To achieve this, the government has committed to ensuring that five principles underpin the design of a new scheme, namely: enhancing work safety by encouraging all parties to take responsibility for injury prevention and management; promoting recovery and return to work by raising awareness about the health benefits of work; focusing compensation payments and rehabilitation services on improved recovery times and return to work and supporting employers and workers in their mutual obligations of returning to work more quickly after injury; guaranteeing quality long-term compensation, care and support for those workers who are most seriously injured; and promoting accessibility and transparency in the scheme to make the claims process easier and less stressful for ACT public sector workers and service providers.

As soon as the announcement to leave Comcare was made we immediately sought the public and stakeholders’ views on the possible design of the new scheme, in line with these key principles. To assist with the consultation process, the government circulated a draft scheme design of the key elements to stakeholders. These stakeholders included the ACT public sector workforce, public sector representative unions, the legal community and insurers. The consultation period ran from 26 February to 8 May this year.

On this point, I would like to thank all the individuals and interested groups who took the time to comment on this important reform initiative. The feedback received has since been used to inform the government and will assist us in the final design of a new workers compensation scheme design.

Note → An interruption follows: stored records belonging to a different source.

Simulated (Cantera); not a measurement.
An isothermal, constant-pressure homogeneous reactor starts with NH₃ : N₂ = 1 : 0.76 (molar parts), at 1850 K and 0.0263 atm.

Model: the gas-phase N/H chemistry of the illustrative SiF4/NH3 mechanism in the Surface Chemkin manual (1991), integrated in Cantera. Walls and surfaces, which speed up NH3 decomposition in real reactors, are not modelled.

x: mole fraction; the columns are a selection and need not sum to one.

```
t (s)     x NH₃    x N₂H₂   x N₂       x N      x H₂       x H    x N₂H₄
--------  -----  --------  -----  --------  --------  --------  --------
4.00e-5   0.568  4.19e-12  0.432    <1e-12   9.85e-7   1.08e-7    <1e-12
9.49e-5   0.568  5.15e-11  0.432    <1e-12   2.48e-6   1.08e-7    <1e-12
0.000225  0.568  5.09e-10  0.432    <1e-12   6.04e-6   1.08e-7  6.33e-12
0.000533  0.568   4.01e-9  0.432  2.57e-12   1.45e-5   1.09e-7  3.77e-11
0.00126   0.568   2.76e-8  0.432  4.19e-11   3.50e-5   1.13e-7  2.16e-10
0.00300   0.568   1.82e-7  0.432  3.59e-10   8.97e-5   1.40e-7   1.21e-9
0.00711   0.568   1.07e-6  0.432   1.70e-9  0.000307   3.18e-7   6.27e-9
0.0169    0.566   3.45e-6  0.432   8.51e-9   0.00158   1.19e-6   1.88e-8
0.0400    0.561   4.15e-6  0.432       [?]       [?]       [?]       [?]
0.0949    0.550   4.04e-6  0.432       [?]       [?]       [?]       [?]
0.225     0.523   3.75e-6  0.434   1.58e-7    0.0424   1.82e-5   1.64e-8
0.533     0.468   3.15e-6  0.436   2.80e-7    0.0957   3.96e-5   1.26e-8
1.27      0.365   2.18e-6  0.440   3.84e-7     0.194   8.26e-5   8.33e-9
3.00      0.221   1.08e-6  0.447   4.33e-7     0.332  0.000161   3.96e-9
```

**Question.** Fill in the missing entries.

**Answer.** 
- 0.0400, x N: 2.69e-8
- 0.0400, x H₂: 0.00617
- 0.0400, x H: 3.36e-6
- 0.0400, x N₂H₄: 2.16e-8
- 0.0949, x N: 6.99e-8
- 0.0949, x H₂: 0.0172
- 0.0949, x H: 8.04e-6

In saying this, the key theme coming out of the consultation process was the need to improve rehabilitation and return to work outcomes for our injured workers—better outcomes for our workforce overall. As such, this will be the focus of the new scheme. We will make this the focus by expending a larger proportion of available scheme funds in the first two years following an injury. We will also ensure we provide significant benefit to workers through early intervention initiatives and support.

As I have previously noted in the Assembly, there is extensive evidence that work is good for health and that extended absences from work have a negative impact on health and wellbeing. By focusing the scheme’s resources on recovery and return to work, and emphasising mutual employer and worker obligations in the return to work process, our scheme will be able to improve health and wellbeing outcomes for our workers.